Leila de Lima’s continuing quest for freedom

In 2017, three illegal drug trading cases were filed against former senator Leila de Lima in three branches of the Regional Trial Court (RTC) of Muntinlupa. Charged with capital offenses, the former solon was detained without bail. In two of the cases, she was acquitted. The prosecutors challenged the second acquittal through a motion for reconsideration (MR) (which I discussed last June 5). In the third case, the RTC denied her motion for bail (which I discussed last June 12). To reverse this denial, De Lima filed her own MR. Meanwhile, in obedience to the directive of court administrator Raul B. Villanueva to finish the case in nine months, Judge Romeo S. Buenaventura, before his inhibition last Friday, rushed the schedule of the trials in the third case. Today, let us track four possible routes of her continuing quest for freedom.

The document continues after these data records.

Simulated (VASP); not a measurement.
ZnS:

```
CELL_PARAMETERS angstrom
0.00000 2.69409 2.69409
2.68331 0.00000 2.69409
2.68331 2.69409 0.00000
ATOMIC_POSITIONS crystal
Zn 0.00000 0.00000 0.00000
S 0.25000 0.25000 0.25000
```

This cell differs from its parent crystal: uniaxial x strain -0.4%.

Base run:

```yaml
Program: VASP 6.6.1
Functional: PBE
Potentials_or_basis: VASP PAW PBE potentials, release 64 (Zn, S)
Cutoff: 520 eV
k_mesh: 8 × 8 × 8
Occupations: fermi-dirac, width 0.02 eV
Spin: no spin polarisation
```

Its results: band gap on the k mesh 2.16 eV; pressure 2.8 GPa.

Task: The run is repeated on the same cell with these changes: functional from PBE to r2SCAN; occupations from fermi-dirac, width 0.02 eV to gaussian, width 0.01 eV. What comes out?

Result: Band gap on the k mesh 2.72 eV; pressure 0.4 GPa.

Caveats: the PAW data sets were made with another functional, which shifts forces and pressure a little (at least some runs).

FIRST, LET US LOOK AT HER MR in which she argued that Judge Buenaventura erred in (1) evaluating the prosecution’s evidence by using the wrong legal standards of “prima facie” (meaning “on its face”) and “probable cause,” instead of the correct legal standard of “strong evidence of guilt” as required by the Constitution; (2) relying “absolutely and completely” on the direct examination of the prosecution’s “convict-witnesses” without regard to their cross-examination”; (3) failing to discuss “the inherent unreliability and incredibility of the convict witnesses … (who had been) adjudged with finality of having committed crimes involving moral turpitude”; and (4) refusing to believe Benjamin Magalong, “the only credible witness of the Prosecution” who testified effectively that De Lima was merely performing her duties as secretary of justice in purging the National Bilibid Prison of drug trading.

SECOND, HER MR ALLEGED THAT THE TRIAL JUDGE COMMITTED GRAVE ABUSE OF DISCRETION in (1) ignoring “numerous legal sanctions against criminal convicts as witnesses and, despite all these, declare[d] them credible”; (2) admitting testimonies that were “clearly” hearsay “in violation of the accused right to confront and cross-examine the witnesses”; (3) belittling the humanitarian issues, including her being “hypertensive and diabetic on top of other conditions like cervical spondylosis characterized by chronic neck pain and severe headaches”; (4) dismissing the hostage happening for being “an isolated incident” without considering that she “has suffered long enough (imprisonment), with an incident that almost killed her to top it off”; and (5) in disbelieving that she is not a flight risk at all “by reason of her stature in society, her public record, her reputation for integrity … overall good moral character, advanced age, frail health, and most especially … the charges are due to political persecution.”

If the MR is denied, these claims of grave abuse can be the bases of a petition for certiorari in the Court of Appeals or the Supreme Court to secure her bail. Legally, an MR gives the lower court a chance to correct the alleged abuse and is a prerequisite before certiorari can prosper in an appellate tribunal.

HER THIRD ROUTE IS A PETITION FOR HABEAS CORPUS direct to the Supreme Court, provided her lawyers can demonstrate that the facts in her case are on all fours with those in Reyes v. Director (Jan. 17, 2023). Normally, persons detained by reason of a court order, like De Lima, cannot be freed via habeas corpus. However, as an exception, Gigi Reyes was freed because her lawyer, Estelito P. Mendoza, was able to show that her custody had become “vexatious, capricious, and oppressive amounting to an infringement of the constitutional right to speedy trial.”

On this exception, I wrote a column on Jan. 30 titled “Gigi freed, Leila next?” challenging De Lima’s lawyers to follow suit but they preferred to follow the conventional route of a petition for bail in the trial court, instead of the speedy and unconventional remedy of habeas corpus in the highest court.

HER FOURTH ROUTE IS A RELENTLESS PURSUIT OF THE TRIAL ON THE MERITS of her third case to secure her permanent freedom via an acquittal, not just temporary liberty via bail or habeas corpus. If De Lima’s counsels had been able to secure acquittals in her two illegal drugs cases, they should be able to do it again in the third, especially now that her case has caught the attention of the Supreme Court and the court administrator.

True, the prosecution had announced its intention to present 20 more witnesses; however, it is equally true that the trial judge has the prerogative, after due process, to limit their number. However, with the inhibition of Judge Buenaventura, the new presiding magistrate may need more than nine months to study, conduct trials on, and finish the case.

To conclude: Of these four routes, I believe the most important is the fourth because victory will entitle De Lima to permanent and complete freedom, whereas in the first three, victory will entitle her merely to temporary liberty pending her trial. The great challenge to her lawyers is to secure her acquittal because of her innocence, not merely because of reasonable doubt on her guilt.